I packed up everything but the tent, left that to dry a bit, which it won’t, and went up to the little office at the campground to get some much-needed coffee. The owner of the campground, whom I’ve met before, said, “You out in that tent?” shaking his head, probably thinking about what a bummer it would have been if he had to call the coroner’s defrost unit this morning. Another guy came in who was camping in a trailer and said, “Was that you in that tent? I was wondering if you’d make it.” I’m starting to wonder if tent camping in the 30s is not a normal thing. I did think about sleeping in the bathhouse.
There was ice on the bike cover that crackled as I took it off. I packed up and set out. As you might imagine, it was cold. I gassed up in Telico Plains and headed down the Cherahola Skyway for a few miles, and then headed south on the dirt into the Nantahala National Forest. It went on forever, and it was gorgeous. The light, the leaves - amazing. And it got remote as hell, deep into the Upper Bald River Wilderness. I didn’t see a soul.
I eventually crossed the Skyway, and then I was on old familiar roads I’ve done several times before on the Smokey Mountain 500 (the creator of that route, Andy, hangs out here now and then…) or just riding around this area in the past. Then I went through a little area called Snow Bird and up Little Snow Bird Road. I ran into a bunch of hunters with dogs in their pickups - so I slowed down to avoid having a head-on with one of them. Not sure what they were hunting.
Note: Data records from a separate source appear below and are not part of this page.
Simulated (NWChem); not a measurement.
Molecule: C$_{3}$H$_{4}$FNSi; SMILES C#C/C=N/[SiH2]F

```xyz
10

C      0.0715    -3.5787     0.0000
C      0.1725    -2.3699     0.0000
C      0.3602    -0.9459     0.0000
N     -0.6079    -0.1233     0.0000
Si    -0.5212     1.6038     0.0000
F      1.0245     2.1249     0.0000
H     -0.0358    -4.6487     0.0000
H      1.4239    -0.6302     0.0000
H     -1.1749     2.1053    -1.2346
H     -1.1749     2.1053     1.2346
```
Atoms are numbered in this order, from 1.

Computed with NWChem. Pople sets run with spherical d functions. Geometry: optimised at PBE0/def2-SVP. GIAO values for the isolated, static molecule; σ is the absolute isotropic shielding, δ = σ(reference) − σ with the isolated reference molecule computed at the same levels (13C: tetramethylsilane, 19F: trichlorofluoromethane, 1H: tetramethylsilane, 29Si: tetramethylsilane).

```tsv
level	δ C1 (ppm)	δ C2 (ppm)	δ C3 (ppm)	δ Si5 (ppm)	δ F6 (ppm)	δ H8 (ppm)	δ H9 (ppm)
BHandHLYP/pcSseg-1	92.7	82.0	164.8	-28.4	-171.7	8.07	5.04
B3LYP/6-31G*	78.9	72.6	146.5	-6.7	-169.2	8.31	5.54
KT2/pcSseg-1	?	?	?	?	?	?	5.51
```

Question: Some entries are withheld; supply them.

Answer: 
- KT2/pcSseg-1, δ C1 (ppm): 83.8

And then I hit Porterfield Gap, and this road is in the pantheon of all motorcycle roads. The road sign said “Private” - but I didn’t believe it, and I was right not to. This road was everything you want. Rocky, steep, slippery at times, and all around action-packed. And talk about remote. I climbed and climbed and climbed and then set across the ridge of this mountain. Again, the sun, the leaves, the sky, and the long-distance views of the mountains beyond Andrews, North Carolina, were just breathtaking. No scares or mishaps, just the best of what this type of motorcycling has to offer. I stopped at the top and launched the drone, and the footage is out of control. (I don’t pull stills from the drone for Substack because it’s too much of a hassle.) After hours of this, I finally descended into Andrews and gassed up. This is now my favorite road of all time. Porterfield Gap.
The ride through Cowee and Whittier took me onto dirt and country lanes and was beautiful. The sun was warming things up, too. Then I got to Maggie Valley. I don’t like Maggie Valley much. It’s touristy in the lamest way, and even though there’s stuff there, there’s nowhere much to eat, nothing much of interest. I couldn’t even find a coffee shop to stop in for some wifi. Jen had texted that I’d blocked Thanksgiving at the studio on the wrong day - and I needed to fix that. I can’t wait until we’re retired and can travel without thinking about dumb things like this that have to be dealt with. If I knew when the hell Thanksgiving was, this wouldn’t have been an issue. Thanks a lot, Thanksgiving.
I stopped in a parking lot to try to make a plan for the night. I hate finding a place to sleep more than anything. When Johnny Pow and I were hanging out, he told me I should skip Harmon Den and Hot Springs and head straight to the stuff that will be new to me - past Erwin, TN. I decided to ride to a road in Harman Den that I thought allowed dispersed camping. Thirty minutes down the road, when I stopped for gas, I changed my mind. Every campground I looked at was closed because of the god damned government shutdown. I wasted lots of time looking. Finally, I found a private campground between Max Patch and Hot Springs. I called and left a message, and I headed that way.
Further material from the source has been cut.